Describe the bug
When working on LDMX-Software/ldmx-sw#1043, I ran LDMX-sw with UB-sanitizers enabled which found a case of us assigning a nullptr
to a reference. This happens if you call Conditions::getConditionsPtr
before the process object has set the EventHeader member (i.e. before the loop over the number of events in Process::run()
).
To reproduce
Compile LDMX-sw with -fsanitize=undefined
and run a configuration that uses the simulator producer.
UBSan report
Framework/src/Framework/Conditions.cxx:56:63: runtime error: reference binding to null pointer of type 'const struct EventHeader'
Details of the issue
What I found (see additional context below for how) was, in this case, this happens when the simulator tries to get the RandomNumberSeedService
condition during Process::NewRun
. It happens in the following way
void Simulator::onNewRun(const ldmx::RunHeader&) {
const framework::RandomNumberSeedService& rseed =
getCondition<framework::RandomNumberSeedService>(
framework::RandomNumberSeedService::CONDITIONS_OBJECT_NAME);
after a couple of layers of indirection, this will translate into a call to
const ConditionsObject* Conditions::getConditionPtr(const std::string& condition_name);
which is where we get our illegal assignment
const ldmx::EventHeader& context = *(process_.getEventHeader());
The possible paths where this variable could be used are
So, for the RandomNumberSeedService
, this will be triggered on the first invocation and then never again since it doesn’t get invalidated.
Desired behaviour
Looking briefly at the corresponding getCondition
function for RandomNumberSeedService
std::pair<const ConditionsObject*, ConditionsIOV>
RandomNumberSeedService::getCondition(const ldmx::EventHeader& context) {
if (!initialized_) {
if (seedMode_ == SEED_RUN) {
masterSeed_ = context.getRun();
}
initialized_ = true;
}
return std::pair<const ConditionsObject*, ConditionsIOV>(
this, ConditionsIOV(true, true));
}
we can see that as long as initialized_ =
true=, we will never touch the invalid variable. However, this is the kind of thing that could change during development and cause some really nasty issues to deal with later. The core issue is that we are assigning the result of getEventHeader()

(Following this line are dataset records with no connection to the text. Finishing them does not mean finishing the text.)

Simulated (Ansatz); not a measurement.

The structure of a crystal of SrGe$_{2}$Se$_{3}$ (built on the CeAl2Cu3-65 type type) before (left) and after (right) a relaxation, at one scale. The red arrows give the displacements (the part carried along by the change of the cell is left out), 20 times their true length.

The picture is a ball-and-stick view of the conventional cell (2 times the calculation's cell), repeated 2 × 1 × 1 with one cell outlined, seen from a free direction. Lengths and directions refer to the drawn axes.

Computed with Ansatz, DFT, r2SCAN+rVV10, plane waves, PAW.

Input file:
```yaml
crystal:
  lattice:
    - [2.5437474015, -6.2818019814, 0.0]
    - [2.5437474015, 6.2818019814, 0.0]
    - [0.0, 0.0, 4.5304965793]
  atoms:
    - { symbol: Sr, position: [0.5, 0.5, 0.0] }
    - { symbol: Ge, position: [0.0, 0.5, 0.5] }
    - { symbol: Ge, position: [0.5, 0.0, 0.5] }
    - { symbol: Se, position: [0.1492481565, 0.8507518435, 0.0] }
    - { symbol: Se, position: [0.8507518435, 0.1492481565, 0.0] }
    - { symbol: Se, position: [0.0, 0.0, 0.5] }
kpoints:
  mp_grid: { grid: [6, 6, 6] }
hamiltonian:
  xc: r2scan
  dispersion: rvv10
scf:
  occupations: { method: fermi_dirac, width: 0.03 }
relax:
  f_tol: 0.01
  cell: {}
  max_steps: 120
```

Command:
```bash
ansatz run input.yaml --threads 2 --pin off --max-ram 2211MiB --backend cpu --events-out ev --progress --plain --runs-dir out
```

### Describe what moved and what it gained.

to a reference without checking that the resulting pointer isn’t null, which won’t make sense if eventHeader_ ==nullptr
. I’m not familiar enough with the details to be able to tell what you would want to do in such a situation though.
Configuration file
from LDMX.Framework import ldmxcfg
from LDMX.SimCore import generators
from LDMX.SimCore import simulator
process = ldmxcfg.Process("process")
process.maxEvents = 1
simulator = simulator.simulator("simulator")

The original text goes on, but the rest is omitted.